The rules are simple - send us your questions and see them featured in Natalia's Q&As column!

Q1:  Hello. I'm a new club player and learning through books, but I'm lazy to play.
So my question is: How many games (online) minimum per day should I play to put all that theory to good
use?

A1: If you don't like playing chess, then why study it at all? regular_smile.gif Seriously speaking, playing online (that's usually correspondence or blitz) won't take you as far as competing in tournaments at standard time control. My suggestion is that you should try to play chess live whenever possible since it's quite different from playing online. As to the ratio: the stronger the player, the more study is required. For beginners and "new club players" the ratio should be about 80% play, 20% study. For expert-NM level it's about 50%-50%, while top GMs may have to spend 80% of their time preparing and 20% - playing. Please keep it in mind and don't try to imitate the training routine of leading GMs.

Q2: What is your best advice to a beginner who is serious about improving he/r game?

A2: Enjoy chess & the environment, not the achievements. Remain faithful to chess by playing or studying every day, and you will become a perfect couple with the game.

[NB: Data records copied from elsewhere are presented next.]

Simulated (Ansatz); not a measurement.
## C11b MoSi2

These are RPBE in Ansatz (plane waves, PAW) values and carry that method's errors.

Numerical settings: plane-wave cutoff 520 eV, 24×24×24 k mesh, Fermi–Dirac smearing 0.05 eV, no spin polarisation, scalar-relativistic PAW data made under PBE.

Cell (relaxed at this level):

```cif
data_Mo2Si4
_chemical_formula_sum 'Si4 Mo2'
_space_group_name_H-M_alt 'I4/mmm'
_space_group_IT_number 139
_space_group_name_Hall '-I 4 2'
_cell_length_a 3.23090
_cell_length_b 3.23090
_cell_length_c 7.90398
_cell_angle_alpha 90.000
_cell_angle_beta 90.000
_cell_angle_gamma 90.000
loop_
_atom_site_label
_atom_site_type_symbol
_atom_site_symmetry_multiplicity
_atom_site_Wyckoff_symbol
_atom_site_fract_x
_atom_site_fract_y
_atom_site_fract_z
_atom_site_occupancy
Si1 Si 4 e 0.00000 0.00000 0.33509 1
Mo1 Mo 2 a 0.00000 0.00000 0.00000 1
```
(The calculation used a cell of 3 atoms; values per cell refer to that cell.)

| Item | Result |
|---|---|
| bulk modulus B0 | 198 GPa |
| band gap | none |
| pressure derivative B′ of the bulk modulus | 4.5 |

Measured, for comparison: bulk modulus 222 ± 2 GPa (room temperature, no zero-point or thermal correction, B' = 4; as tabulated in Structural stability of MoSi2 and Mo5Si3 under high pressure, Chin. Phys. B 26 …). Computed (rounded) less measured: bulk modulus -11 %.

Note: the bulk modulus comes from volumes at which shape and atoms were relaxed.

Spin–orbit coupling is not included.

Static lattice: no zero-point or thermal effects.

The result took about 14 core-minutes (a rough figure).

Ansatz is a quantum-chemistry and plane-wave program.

Q3: Hi Natalia, I am a fan of you, so between Anand and Gelfand in your opinion will get
the title?

A3: Thanks. Ratings, statistics and other factors tell us that Anand is the favorite. However, life is not as easy as some people want to make it look like. For example, while chess fans were busy arguing who would win the Candidates - Aronian, Kramnik or Topalov, Gelfand emerged on top. Boris is a top professional who can put up a great fight against anyone, so, although I also think that Anand's chances are higher, it's not like we know the outcome for certain.

Q4: How should a player think about the moves during a normal game, or analysis. Should
he "speak to himself" like "R from e1 to e5, pawn from d7 to d6, R from e5 to h5..."
etc or he should just visualize the moves in his mind? And how about in blitz or
time trouble?

A4: I am not a scientist, so it's hard for to give a qualified opinion about this. However, I believe that you should a) follow the rules - muttering something out loud is prohibited b) depending on your dominant type of perception (visual, audio, kinesthethic, etc.), you can choose the approach that suits you best. For example, if you grasp things easier then you hear them, you may want to speak in your head. If your main perception type is visual, you can probably rely on visualizing. However, I guess the more channels you can employ, the better. If you can smell the best move, and the opponent can't, then you have an advantage! teeth_smile.gif

Q5: Hi Natalia, could you tell us how you win a won game? Are there things you do and
things you tell yourself every time?

A5: That's a popular question indeed. I have written two articles about converting winning positions. Take a look:
Converting winning positions
The art of converting winning positions
 
Q6: c4 or KID against much stronger opponent? Or any other?

A6: Playing for a draw or trying to trick a much stronger opponent in the opening is not a good idea. You had better play the openings you like and know well. This gives you more chances, and even if you lose, you still learn a valuable lesson. On the contrary, if you play some offbeat line for the first time in your life, you will still probably get outplayed (just due to the fact that the opponent is much stronger in general), but the learning experience won't be that useful.

Q7: Are there fundamental differences in the way women and men play chess? If yes, what do you think it is? 

A7:  Men are usually more hard-working and goal-oriented than women. For example, many leading female players quit chess after motherhood, while I have never heard of a top male chess player who finished his career for this reason. As to playing styles: women’s chess is less predictable and more exciting – no short draws, fighting till the very end, etc. Men are more predictable and stable.